Percent is a numeric symbol that is always used in various phrases especially in the world of business and mathematics.  The general meaning is some numerical value equated to a hundred or perhaps or we say ‘’ per 100’’. During the last week of my studies, I have come across during a mathematical assignment where I was told to calculate a percentage of some items.  The other example where percent has been used is in the calculation of tax for the sake of getting clearance and knowing what you ought to pay as returns to the government. Percent has been applied so much in the mathematical contents (Chen, 2009).

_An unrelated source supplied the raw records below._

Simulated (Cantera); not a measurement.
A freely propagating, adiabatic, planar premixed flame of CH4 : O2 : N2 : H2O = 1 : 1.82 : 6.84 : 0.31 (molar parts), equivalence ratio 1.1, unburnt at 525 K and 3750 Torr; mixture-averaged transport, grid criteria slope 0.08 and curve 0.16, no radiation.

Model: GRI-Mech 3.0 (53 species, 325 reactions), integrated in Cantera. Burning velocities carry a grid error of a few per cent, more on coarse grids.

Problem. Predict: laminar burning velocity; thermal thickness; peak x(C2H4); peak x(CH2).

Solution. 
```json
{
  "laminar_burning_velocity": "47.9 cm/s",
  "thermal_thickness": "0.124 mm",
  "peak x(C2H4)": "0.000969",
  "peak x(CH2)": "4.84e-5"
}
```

The first example is based on the context where the lecture wants to find out whether the student understood the earlier lectures done on the course. The importance of describing the situation as a percentage is to clarify the issue of objectivity based on the sum to be calculated (Mullis, Martin, Foy & Arora, 2012). The role is based on the knowledge that is to be acquired that can assist the student to understand some business terms and for simplicity. The other example builds on the context of tax calculation to for a person who wishes to know what he or she ought to pay as returns. The percent is vital for the sake of finding what value is due which is a representation of a figure that can be calculated and shown as an actual value. It is easy for most of the people especially the accountants to talk about the percent than talking about the real figure and hence serving them as a simple nature.

Question 2

When you put together or in other terms you compound it, you will earn the money on the interest you leave in your account. For example, $1,000 @ 5% compounded annually receives $50 of interest at the end of one year, which is better than just keeping the amount in the pocket or somewhere where it cannot grow to some digits and give a better returns. The other example is when you continuously deposit money in your account regularly in the bank; the money will grow to some digits. For example, if you had $ 1,000 in the bank and when you add $ 500 the money will increase to $1,500 and not be constant.

The use of the first example is generally to encourage people to save their money in the bank other than just keeping them under their mattress where it cannot grow. This is perhaps one of the simple lessons that everyone needs to learn and get to understand to grow financial and move to the levels of making some profits even without indulging into some businesses that are sometimes risky and might consume our capital. The other example is to encourage the society to continue putting or rather to add regularly some of the money to the account to avoid making the account dormant. The notion will aid the individual to grow financially to improve the interest earned which is based on the amount of capital that is in the bank. The higher the capital present in the bank the higher is the amount of interest to be earned. Additionally, the banks also benefit from such ideas based on the growth of capital (Beck & Levine, 2002).


Chen, X. (2009). Students Who Study Science, Technology, Engineering, and Mathematics (STEM) in Postsecondary Education. Stats in Brief. NCES 2009-161. National Center for Education Statistics.

Beck, T., & Levine, R. (2002). Industry growth and capital allocation:: does having a market-or bank-based system matter?. Journal of financial economics, 64(2), 147-180.

Mullis, I. V., Martin, M. O., Foy, P., & Arora, A. (2012). TIMSS 2011 international results in mathematics. International Association for the Evaluation of Educational Achievement. Herengracht 487, Amsterdam, 1017 BT, The Netherlands.